Dividing both sides of (52) by ${∥{\mathbf{g}}_k∥}^4$ and utilizing (46), it can be decided

$$\begin{gathered} \frac{\parallel {\mathbf{d}}_k{\parallel }^2}{\parallel {\mathbf{g}}_k{\parallel }^4}\le \frac{(\theta +2L)\theta +{(L+1)}^2}{{\theta }^2}·\frac{1}{c_1^2}, \\ \frac{\parallel {\mathbf{g}}_k{\parallel }^4}{\parallel {\mathbf{d}}_k{\parallel }^2}\ge \frac{{\theta }^2·c_1^2}{(\theta +2L)\theta +{(L+1)}^2}. \end{gathered}$$

(53)

The inequalities in (53) imply

$$\sum _{k=0}^{\infty }\frac{\parallel {\mathbf{g}}_k{\parallel }^4}{\parallel {\mathbf{d}}_k{\parallel }^2}\ge \sum _{k=0}^{\infty }\frac{{\theta }^2·c_1^2}{(\theta +2L)\theta +{(L+1)}^2}=\infty .$$

(54)

Therefore, $\parallel {\mathbf{g}}_k\parallel \ge c_1$ causes a contradiction with Lemma 2. □

4. Numerical Results

In this section, numerical results obtained by the FDL method are analyzed and compared with the numerical results generated by the EDL [19] and DL [1] methods.

All the algorithms were written in Matlab R2017a and ran on a 64-bit Lenovo laptop (Intel Core i3 $2.0$ GHz, RAM 8 GB) with the Windows 10 operating system. The implementation of the FDL method is based on Algorithm 2, while EDL and DL implementation are based on algorithms given in [19] and [1], respectively.

The numerical testing is performed on 50 test functions collected in [33,34], with dimensions from the range $[100,20000]$. All three tested methods used start from the same initial point $x_0$ for each test function. Each case in testing is evaluated 10 times with gradually increased dimensions $n={10}^2$, $5\times {10}^2,{10}^3,3\times {10}^3,\times {10}^3,7\times {10}^3,8\times {10}^3$, ${10}^4$, $1.5\times {10}^4$ and $2\times {10}^4$.

The uniform terminating criteria for observed DL, EDL, and FDL algorithms are

$$\parallel {\mathbf{g}}_k\parallel \le ϵ\mathrm{and}\frac{|f\left({\mathbf{x}}_{k+1}\right)-f\left({\mathbf{x}}_k\right)|}{1+\left|f\right({\mathbf{x}}_k\left)\right|}\le \delta ,ϵ={10}^{-6},\delta ={10}^{-16}.$$

We are going to evaluate the efficiency of the FDL method and compare it with the EDL and DL methods under the backtracking search based on the parameters $\omega =0.0001$ and $\phi =0.8$.

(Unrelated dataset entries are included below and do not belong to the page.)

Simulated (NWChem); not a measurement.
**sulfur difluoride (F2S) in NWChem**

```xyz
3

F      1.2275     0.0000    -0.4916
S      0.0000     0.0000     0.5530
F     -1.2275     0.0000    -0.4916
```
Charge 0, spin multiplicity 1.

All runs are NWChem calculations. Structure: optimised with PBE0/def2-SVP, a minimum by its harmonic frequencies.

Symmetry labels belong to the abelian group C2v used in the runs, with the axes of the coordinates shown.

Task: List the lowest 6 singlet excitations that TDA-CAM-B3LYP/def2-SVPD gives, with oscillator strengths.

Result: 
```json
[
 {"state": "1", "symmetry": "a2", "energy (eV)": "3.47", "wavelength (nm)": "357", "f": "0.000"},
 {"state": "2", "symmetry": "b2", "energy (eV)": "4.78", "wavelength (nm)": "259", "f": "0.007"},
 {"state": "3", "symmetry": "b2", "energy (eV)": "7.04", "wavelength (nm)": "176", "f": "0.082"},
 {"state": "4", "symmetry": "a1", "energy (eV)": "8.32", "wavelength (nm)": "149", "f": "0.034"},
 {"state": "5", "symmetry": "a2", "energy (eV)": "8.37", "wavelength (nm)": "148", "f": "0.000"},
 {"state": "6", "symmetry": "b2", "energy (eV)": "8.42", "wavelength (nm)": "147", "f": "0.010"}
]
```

Summary numerical results for DL, FDL, and EDL methods, performed on 50 test functions, are shown in Table 2, where `Test function’, `Nitr’, `Nfe’, and `Tcpu’ represent the name of the tested function, the total number of iterations, the total number of function evaluations, and the running time, respectively.

To visually compare the performance of tested methods, we used the performance profiles technique [35] on numerical results corresponding to Nitr, Nfe, and Tcpu criteria generated by DL, FDL, and EDL methods. An upper graph in a performance profile corresponds to the method that shows better performance. The vertical axis of each performance profile in figures undicates the percentage of test functions for which the considered method is the winner between compared methods, whereby the right-hand side corresponds to the percentage of successfully solved test functions.

Figure 4 and Figure 5 plot the performance profiles for the data in Table 2. Graphs in Figure 4 illustrate the performance profiles Nitr and Nfe for DL, FDL, and EDL iterations based on the data from Table 2. In Figure 4a, it is noticeable that DL, FDL, and EDL methods are able to solve all tested functions, wherein the FDL method produces the best results in $54.0$% (27 out of 50) of test functions compared with DL ($26.0$% (13 out of 50)) and EDL ($38.0$% (19 out of 50)). From Figure 4a, it is observed that the FDL graph reaches the top first, so FDL is the best relative to other examined methods with respect to the Nitr criterion.

Figure 4b indicates that the FDL graph is the most efficient and successfully solves all test cases. In addition, the obtained numerical results confirm that FDL performs well in most cases. Most specifically, FDL is the fastest because it solves about $48.0\%$ (24 out of 50) of tested functions with the least Nfe compared to the DL and EDL methods. Meanwhile, the DL and EDL are superior for solving $22.0\%$ (11 out of 50) and $30.0\%$ (15 out of 50) test functions, respectively. Hence, the numerical behavior of FDL is superior compared to the DL and EDL methods for the given test functions.

Figure 5 shows Tcpu performance profiles graphs of DL, FDL, and EDL methods. It is observable that DL, FDL, and EDL are able to solve all tested functions. Further examination leads to the conclusion that the FDL method is the best in $74.0$% (37 out of 50) of the test cases compared with DL ($12.0$% (6 out of 50)) and EDL ($16.0$% (8 out of 50)). Analysing the graphs in Figure 5, a clear conclusion is that the FDL graph comes to the top first, which confirms its dominance in terms of Tcpu.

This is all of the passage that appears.